Business Attorney in Summerville
Helping Clients Build Their Businesses in Berkeley, Charleston, and Dorchester Counties
Many people have a great idea for a business but are not sure how to get started. Others have built burgeoning enterprises but struggle to grow or legally protect them, especially as they begin to conduct business with other entities. Attempting to navigate, start, or grow a business without the help of a qualified lawyer can lead to mistakes with devastating results.
You do not need to go it alone. At PMC Law Firm, our Summerville business attorney can help you determine what business type best suits your goals or help make sure your existing business is protected in every transaction.
To schedule a consultation, call (800) 914-0620 or contact us online.
Choosing a Business Entity Type
There are several types of business entities when forming your business, each with its own advantages and disadvantages. As a business owner, it is wise to consider the following factors:
- Tax efficiency
- Limited liability
- Ease of management
In addition, you will want to think about filing costs, whether the entity requires an Employer Identification Number (EIN), and any necessary business certificates or licenses. As your business grows and metastasizes, you may want or need to change your entity type. Our lawyer can help you evaluate the specifics of your business and help you decide what entity makes the most sense for you. Below, we cover some of the major entity categories.
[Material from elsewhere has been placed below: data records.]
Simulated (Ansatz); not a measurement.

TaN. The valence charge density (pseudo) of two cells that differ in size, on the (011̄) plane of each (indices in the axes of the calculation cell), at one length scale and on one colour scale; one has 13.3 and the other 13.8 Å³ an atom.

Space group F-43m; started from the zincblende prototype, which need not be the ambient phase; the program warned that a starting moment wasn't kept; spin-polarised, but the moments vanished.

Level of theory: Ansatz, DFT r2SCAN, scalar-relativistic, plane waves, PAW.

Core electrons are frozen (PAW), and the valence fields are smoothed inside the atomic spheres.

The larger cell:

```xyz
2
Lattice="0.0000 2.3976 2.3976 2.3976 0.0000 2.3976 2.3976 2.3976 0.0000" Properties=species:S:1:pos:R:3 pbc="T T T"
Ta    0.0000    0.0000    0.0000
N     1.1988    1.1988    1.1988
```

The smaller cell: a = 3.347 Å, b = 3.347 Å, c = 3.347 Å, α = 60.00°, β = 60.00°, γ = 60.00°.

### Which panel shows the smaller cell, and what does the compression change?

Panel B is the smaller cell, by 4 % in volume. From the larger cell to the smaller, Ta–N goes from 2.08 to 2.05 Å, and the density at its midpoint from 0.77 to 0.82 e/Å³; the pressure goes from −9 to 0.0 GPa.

Sole Proprietorships and General Partnerships
These are arguably the simplest types of business and are not really entities at all. They lack many of the advantages of more formalized institutions, including limited liability. A sole proprietorship is defined as an individual running a business without any formal organization, meaning the business’s profits and losses are reflected in their personal tax returns. This gives them tremendous flexibility and discretion in how they run their business, but they are also exposed to any of its liabilities.
General partnerships are similar in that they have no formal organization. They encapsulate scenarios where two or more individuals work together on a for-profit business. What can be tricky here is there does not need to be a formal agreement specifying the participants in the business are partners; in fact, even a written agreement specifying individuals are not partners in a business does not legally absolve them of running a general partnership. This means that someone who associates with a partnership can unintentionally become liable for actions against the partnership.
The partnership’s terms, including guidelines on profit sharing, handling of partnership property, and decision-making, can be governed by a written agreement. Otherwise, these terms can be controlled by statute.
Limited Liability Partnerships
A limited liability partnership (LLP) is fundamentally similar in structure to a general partnership. However, it must be formed by filing company articles with the Secretary of State. An LLP will be required to carry a specified amount of liability insurance, and, in exchange, its partners will gain a certain level of protection from offenses the LLP might commit.
A limited partnership (LP) also requires company articles be filed with the Secretary of State and carries more structure than an LLP. While a general partner assumes unlimited liability through direct management of the company’s affairs, limited partners take on a more passive role and are generally only liable for their contributions to the LP. This can be challenged, however, if a limited partner begins to act more like a general partner. A limited partnership interest is frequently considered a security.
Corporations are among the most complex business entities, with numerous possible subcategories, but they also carry many organizational benefits. To create a corporation, you must file articles of incorporation, hold an organizational meeting, and establish bylaws for the company.
Though there are many subtypes of corporations, they all generally include these three categories of participants:
- Officers who handle the company’s day-to-day affairs
- Board of directors who oversee company management
- Shareholders who serve as passive equity investors
Being a shareholder, or owning a “share,” typically gives you voting power and other rights, including access to company financial documentation. You will also not be personally liable for corporate actions in most circumstances.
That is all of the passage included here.